Are there Japanese software development / engineering practices worth learning?

5 points by ribimus_prime ↗ HN
At HN it is common to see articles advocating practices such as iterative, scrum or agile. Have we in the West (again) missed a Kaizen-like take to development or are we 'at the top of the game'?

https://en.wikipedia.org/wiki/Kaizen

3 comments

[ 6.5 ms ] story [ 26.5 ms ] thread
That's a good question.

The first thing that came to mind for me was the bad, namely Toyota's unintended acceleration debacle some years back.[0] If anything this illustrated (at the time) a woeful lack of any proper software engineering practices at Toyota that was to some degree indicative of a larger problem across their entire industry. No doubt this was due in large part to Japan's corporate culture and their admirable-yet-deleterious work ethic.

As far as the good, the first place I thought to look was Hideo Kojima's games, namely their engine technology. The history of the Fox Engine[1] and in particular the Decima[2] engine appears very interesting. Kojima games are almost always bleeding-edge with respect to rendering technology.

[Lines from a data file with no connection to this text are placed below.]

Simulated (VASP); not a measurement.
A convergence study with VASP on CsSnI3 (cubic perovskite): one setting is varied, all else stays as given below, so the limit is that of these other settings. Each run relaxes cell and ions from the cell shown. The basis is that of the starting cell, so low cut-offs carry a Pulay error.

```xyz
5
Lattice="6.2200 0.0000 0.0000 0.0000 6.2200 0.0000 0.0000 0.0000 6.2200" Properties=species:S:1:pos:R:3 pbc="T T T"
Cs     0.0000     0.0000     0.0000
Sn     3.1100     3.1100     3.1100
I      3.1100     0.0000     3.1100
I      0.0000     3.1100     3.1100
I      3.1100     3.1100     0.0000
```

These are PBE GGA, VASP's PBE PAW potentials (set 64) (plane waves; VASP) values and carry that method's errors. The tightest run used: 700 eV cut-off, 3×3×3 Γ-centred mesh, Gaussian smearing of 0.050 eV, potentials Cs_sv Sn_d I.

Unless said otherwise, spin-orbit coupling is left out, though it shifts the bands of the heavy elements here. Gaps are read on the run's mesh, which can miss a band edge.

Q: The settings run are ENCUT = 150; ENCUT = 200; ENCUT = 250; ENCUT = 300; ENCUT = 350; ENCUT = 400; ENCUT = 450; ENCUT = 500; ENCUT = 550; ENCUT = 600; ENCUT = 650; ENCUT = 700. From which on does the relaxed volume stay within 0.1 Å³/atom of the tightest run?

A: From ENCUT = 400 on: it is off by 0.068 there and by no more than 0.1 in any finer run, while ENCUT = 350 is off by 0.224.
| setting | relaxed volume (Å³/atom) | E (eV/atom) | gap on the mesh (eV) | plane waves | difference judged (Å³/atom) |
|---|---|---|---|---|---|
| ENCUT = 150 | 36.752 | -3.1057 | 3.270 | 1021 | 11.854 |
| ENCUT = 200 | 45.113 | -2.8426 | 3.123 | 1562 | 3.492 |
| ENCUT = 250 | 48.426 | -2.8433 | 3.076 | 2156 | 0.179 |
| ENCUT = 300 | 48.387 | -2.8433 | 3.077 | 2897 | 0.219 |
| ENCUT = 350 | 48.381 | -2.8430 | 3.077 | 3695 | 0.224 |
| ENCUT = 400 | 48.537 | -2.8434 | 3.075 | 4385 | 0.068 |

There's of course Nintendo. I had a friend who worked in software QA there, and there wasn't much good to say about it. That said, it was some years ago and one person's experience in one location.

Japan used to be a leader in robotics, though I'm not sure how true that is anymore what with Boston Dynamics in the spotlight in recent years.

To answer your question however, my guess would be no, probably not—Japan is likely playing catch up right now in terms of software practices. The Japanese development teams and researchers that do output quality, I'd imagine they just use common sense good practices recognized internationally. Namely: hire high-caliber talent, pay them well and don't overwork them. Quality usually follows regardless of any specific methodology.

That said, it'd sure be really cool if they were harboring some hidden gem software practice that the rest of the world could learn from!

[0] https://www.safetyresearch.net/blog/articles/toyota-unintend...

[1] https://en.wikipedia.org/wiki/Fox_Engine

[2] https://deathstranding.fandom.com/wiki/Decima

I worked in Japan for a few years, mainly at small-ish software shops (some consulting shops, one making a CMS etc). We basically worked the same as I do in my home country (Australia) - 2 weeks sprints, JIRA, etc.

My personal experience is software is the same everywhere - some shops are organized, sprints etc, big on tests, others are waterfall and have basically no QA/testing.